Climbing to the roof of a mosque that hosted shuras in the past and which offers a commanding view of the surrounding village and mountains, Herring settles in for what he knows will be a long wait. He sends out his Afghan soldiers and cops to round up village elders or, barring that, ALP-eligible men. The Afghan forces are supposed to bring the elders and potential recruits to the mosque for a good talking-to.
>'I'm afraid every day.'
After an hour or so, Mohamed makes a surprise appearance, trudging into town with several ALP patrolmen, each shouldering a heavy backpack. Mohamed opens the backpacks and pulls out a two-foot-long artillery shell and more than 100 rounds of 14.7-millimeter ammunition.
He explains to Herring that, early in the morning, he got a tip from a villager that the Taliban had been hiding weapons in the mountains around Marzak. So he went to see for himself.

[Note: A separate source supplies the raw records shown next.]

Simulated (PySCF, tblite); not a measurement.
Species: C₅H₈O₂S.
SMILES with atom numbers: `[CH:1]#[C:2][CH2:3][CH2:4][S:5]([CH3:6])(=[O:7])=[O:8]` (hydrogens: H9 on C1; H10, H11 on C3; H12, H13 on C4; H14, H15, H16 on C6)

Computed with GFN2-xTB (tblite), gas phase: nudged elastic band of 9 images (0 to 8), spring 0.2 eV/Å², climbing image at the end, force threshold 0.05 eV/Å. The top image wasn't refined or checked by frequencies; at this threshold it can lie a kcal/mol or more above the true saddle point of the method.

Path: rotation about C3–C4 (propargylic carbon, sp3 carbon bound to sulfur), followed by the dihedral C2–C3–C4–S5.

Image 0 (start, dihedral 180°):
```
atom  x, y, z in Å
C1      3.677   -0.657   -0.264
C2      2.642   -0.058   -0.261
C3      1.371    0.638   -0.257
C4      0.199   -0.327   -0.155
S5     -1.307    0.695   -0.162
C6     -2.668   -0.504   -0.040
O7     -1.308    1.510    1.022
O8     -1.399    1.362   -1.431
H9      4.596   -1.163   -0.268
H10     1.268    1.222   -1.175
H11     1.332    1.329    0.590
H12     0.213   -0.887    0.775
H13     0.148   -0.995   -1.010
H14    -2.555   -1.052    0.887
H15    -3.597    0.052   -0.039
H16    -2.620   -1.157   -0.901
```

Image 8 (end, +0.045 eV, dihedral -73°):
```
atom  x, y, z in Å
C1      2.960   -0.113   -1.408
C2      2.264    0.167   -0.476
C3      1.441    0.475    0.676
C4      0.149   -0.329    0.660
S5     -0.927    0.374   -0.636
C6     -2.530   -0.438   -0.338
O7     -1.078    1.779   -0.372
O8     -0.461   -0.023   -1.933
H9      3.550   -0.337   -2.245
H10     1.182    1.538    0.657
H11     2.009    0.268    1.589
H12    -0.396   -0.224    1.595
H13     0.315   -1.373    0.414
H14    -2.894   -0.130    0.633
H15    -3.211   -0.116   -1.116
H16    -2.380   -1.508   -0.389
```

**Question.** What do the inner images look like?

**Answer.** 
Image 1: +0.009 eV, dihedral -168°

Herring praises Mohamed for his initiative but encourages him, next time, to tell ISAF what he's up to -- one, so the coalition can help out; and two, so the Americans' Apache helicopters don't accidentally kill the ALP after spotting them stalking around the countryside with bomb-making materials.
Finally, the elders come wandering over, rousted from their homes and shops by the Afghan troops. Herring reminds them of their promise to send more recruits. "There are no more men," one elder responds.
"We can't do this alone," Herring shoots back.
Back and forth, the sergeant and the bearded elders repeat their positions. Herring ups the ante. "You help us secure the town, and the government will invest money in it." He cites the Taliban's abuses, including the regular beatings they doled out on Marzak's men. Herring sweetens the pot with all the supposed benefits of an ISAF alliance.
The American points to the Taliban weapons cache Mohamed discovered in the mountains. That, Herring says, is the kind of thing a strong ALP force can do.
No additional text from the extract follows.